How great is the danger of information being stolen from the RFID chip in my credit card?
The RFID chip in credit cards is not easily readable. It is equipped with security features, including in some cases 128-bit encryption and Triple-DES (Data Encryption Standard). That being said, credit card information has been able to be deciphered and read by modified readers in laboratory tests.
Some companies that sell credit card sleeves have done tests wherein they actually have someone use a modified reader to take information from credit cards or passports in a non-laboratory setting. While technically you put your credit card at risk from various types of fraud every time you take it out of your wallet, the RFID credit card danger is particularly disconcerting because someone could theoretically take your information from several feet away without you ever knowing about it. The good news is that it is still a more difficult way to get information than just looking over your shoulder when you use your card, and thieves often take the path of least resistance.
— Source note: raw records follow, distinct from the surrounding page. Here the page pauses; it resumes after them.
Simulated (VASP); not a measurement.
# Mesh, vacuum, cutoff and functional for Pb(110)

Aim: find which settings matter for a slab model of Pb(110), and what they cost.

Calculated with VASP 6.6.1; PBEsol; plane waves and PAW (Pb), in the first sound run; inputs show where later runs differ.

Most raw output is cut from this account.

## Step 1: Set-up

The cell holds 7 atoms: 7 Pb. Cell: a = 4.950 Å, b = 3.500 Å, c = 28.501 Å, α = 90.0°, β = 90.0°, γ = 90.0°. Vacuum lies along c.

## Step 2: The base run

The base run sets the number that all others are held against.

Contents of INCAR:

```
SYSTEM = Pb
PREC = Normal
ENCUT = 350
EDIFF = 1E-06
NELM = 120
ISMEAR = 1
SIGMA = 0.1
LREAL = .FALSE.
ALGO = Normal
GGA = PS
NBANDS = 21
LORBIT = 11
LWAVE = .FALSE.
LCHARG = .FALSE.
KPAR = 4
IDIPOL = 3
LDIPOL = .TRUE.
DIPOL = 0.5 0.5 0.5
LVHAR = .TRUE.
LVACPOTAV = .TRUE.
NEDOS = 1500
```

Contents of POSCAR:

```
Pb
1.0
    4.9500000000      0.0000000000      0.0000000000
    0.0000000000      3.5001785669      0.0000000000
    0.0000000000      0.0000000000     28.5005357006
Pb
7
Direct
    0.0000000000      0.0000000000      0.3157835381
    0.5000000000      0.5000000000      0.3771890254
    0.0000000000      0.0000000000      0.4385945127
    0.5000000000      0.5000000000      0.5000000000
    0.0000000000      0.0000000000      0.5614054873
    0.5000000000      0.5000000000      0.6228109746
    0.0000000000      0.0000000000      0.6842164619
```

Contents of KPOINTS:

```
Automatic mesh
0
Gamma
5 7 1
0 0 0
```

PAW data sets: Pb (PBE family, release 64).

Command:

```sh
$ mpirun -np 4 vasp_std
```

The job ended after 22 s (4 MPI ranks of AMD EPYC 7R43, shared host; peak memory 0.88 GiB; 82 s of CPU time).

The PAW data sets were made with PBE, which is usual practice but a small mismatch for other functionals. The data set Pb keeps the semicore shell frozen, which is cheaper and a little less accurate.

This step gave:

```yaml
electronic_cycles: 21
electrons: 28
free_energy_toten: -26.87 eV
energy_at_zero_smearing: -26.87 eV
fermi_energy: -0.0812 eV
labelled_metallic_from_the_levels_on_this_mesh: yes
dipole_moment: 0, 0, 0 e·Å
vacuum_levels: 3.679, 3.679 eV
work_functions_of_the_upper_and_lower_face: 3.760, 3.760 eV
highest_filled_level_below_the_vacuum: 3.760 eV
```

There is some protection also provided by the fact that the RFID chip does not contain the three-digit customer identification (CID) number. While more and more vendors, particularly online vendors, are requiring the use of this credit card CID, there are still a number who don’t, so the protection is not foolproof.
What are the consequences of someone getting my credit card information?
If someone gets your credit card information, odds are they will start using it immediately. It can be frightening to look at a credit card bill and see thousands of dollars in unauthorized credit charges, but don’t panic. You will not be responsible for most of it.
According to the Federal Trade Commission, you are only responsible for $50 of unauthorized charges, regardless of how many fraudulent credit card charges there are. If you manage to notify the credit card issuer of unauthorized charges before they are processed, you will not even be responsible for the $50. Some homeowners’ insurance policies also include credit card protection, so you may end up paying nothing and only losing time to deal with the issue.
Debit cards are a little different from credit cards in terms of fraud, and could be more costly. If the loss of a debit card is reported within two business days, you will not be responsible for more than $50 of fraudulent charges. If you wait longer, you might be responsible for $500 or more, even up to the full balance if you do not report it for more than 60 days.
What other types of credit card scams and thefts can happen?
There are many ways a thief can get your credit card information to make fraudulent charges. They can:
- Steal the physical card from your pocket
- Look over your shoulder when you use the card and memorize or write down the information
- Intercept a billing statement in the mail
- Steal credit card data from your computer or the computer of a merchant you deal with
- Work with an unscrupulous merchant to get a copy of your credit card information
A criminal can also get other personal information from you, like your social security number, and open new credit card accounts in your name without you knowing about it. The scary thing about this is that you usually don’t know it even happened until there are thousands of dollars in charges that are long past due and credit card collectors are tracking you down. Even though you will not be financially responsible for most of the charges, it can take weeks or even months of hard work to get the situation resolved and get your credit repaired.